Anyone familiar with pro team sports had to know this was coming.

Canucks forward Alex Burrows has been fined for his rant to the media after the club’s loss to the Nashville Predators on Monday night.

Burrows will pay $2,500 for his comments made towards NHL referee Stephane Auger.

Burrows told the media that before the game Auger came up to him and said he was going to get him back for making him look foolish back on December 8th in Nashville when Burrows was hit by Jerrod Smithson who received a five minute penalty.

The league said they would look into the claim Burrows made. According to Iain MacIntyre of the Vancouver Sun, the verdict is already in and it’s a predictable one.

A conference call involving Campbell, Burrows and Canuck general manager Mike Gillis ended with the NHL levying a $2,500 fine against the player and, according to a report late Tuesday, an absolute and unfathomable discharge for Auger.

In a case of he said, he said, it was Burrows who was going to get disciplined. But you know something? Auger had a conversation with Burrows before the Nashville game and it was caught on video by CSN.

Here it is.

There’s no sound unfortunately but a trained lip reader might be able to tell what Auger said over the last few seconds of the conversation.

Auger isn’t exactly clean in this situation. What the hell should he be talking to Burrows about before the game started? In light of the past history, a conversation should be avoided.

Iain MacIntyre, in the same Vancouver Sun article I linked to above, has more to say about Auger’s past.

Stephane Auger, at the epicentre of the National Hockey League’s most embarrassing officiating controversy in years, has long been considered one of the league’s poorest referees. He has a reputation for inconsistency and arrogance and even among peers is not especially popular.

Auger is the referee who four years ago assessed a gross misconduct penalty against Phoenix Coyote Shane Doan during a game in Montreal for an alleged slur against francophones.

A subsequent investigation by NHL justice minister Colin Campbell found the penalty and accusation baseless. Auger got it wrong. Whatever was said on Dec. 13, 2005 was uttered by Doan’s teammate, Ladislav Nagy.

This, however, mattered little to politicians who exploited the accusation to curry favour in Quebec. Doan, an honorable and honest player, was slandered.

I’m not familar with the Doan incident or whether Auger is a good or bad referee. Maybe what happened in 2005 was a honest mistake.

Even if his accusations against Auger were true, Burrows will forever be regarded by some referees as the snitch who brought scorn upon their profession. And the Canucks can forget about getting the benefit of the doubt from a referee anytime soon.

“It’s a concern, yeah,” Canuck coach Alain Vigneault conceded Tuesday morning, saying little else before travelling to Minnesota.

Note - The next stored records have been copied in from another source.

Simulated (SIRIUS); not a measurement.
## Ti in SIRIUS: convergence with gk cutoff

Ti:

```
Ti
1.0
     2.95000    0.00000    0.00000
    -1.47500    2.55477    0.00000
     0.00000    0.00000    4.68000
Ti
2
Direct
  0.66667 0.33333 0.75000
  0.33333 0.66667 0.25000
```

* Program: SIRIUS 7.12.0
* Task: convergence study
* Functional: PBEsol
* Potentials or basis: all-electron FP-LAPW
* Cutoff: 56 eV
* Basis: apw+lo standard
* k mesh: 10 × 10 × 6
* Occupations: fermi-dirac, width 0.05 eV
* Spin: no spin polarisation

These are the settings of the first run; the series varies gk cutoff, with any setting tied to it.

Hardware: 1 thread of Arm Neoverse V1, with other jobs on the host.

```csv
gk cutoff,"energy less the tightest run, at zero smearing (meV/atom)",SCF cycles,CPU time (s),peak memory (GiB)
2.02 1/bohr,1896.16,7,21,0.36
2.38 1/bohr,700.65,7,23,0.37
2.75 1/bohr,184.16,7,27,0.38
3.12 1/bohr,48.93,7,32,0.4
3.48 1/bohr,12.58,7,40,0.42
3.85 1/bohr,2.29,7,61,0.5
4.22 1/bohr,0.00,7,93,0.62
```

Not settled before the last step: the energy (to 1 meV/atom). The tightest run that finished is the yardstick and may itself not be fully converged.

It is a concern and troubling one. The Vancouver columnist who wrote this was sometimes off the wall in his column. After all he also wrote-

Commissioner Gary Bettman doesn’t brook criticism from owners – his employers – so he was hardly going to leap at accusations levelled by someone as far down the food chain as Alex Burrows. He’s a player. From the East Coast League!

I’m still trying to figure out that comment. Is there a Vancouver Sun translator who could make themself available to this sports blogger?

Seriously, poor officiating is a problem in the NHL, one the league rather avoid. The other night in the Florida-Ottawa game, A Senator player made a above the shoulders hit to a Florida Panther in full view of a referee less than five feet away. No penalty was called! I’ve seen a half dozen other non-calls this year at least in the forty plus Florida Panther games I’ve watched.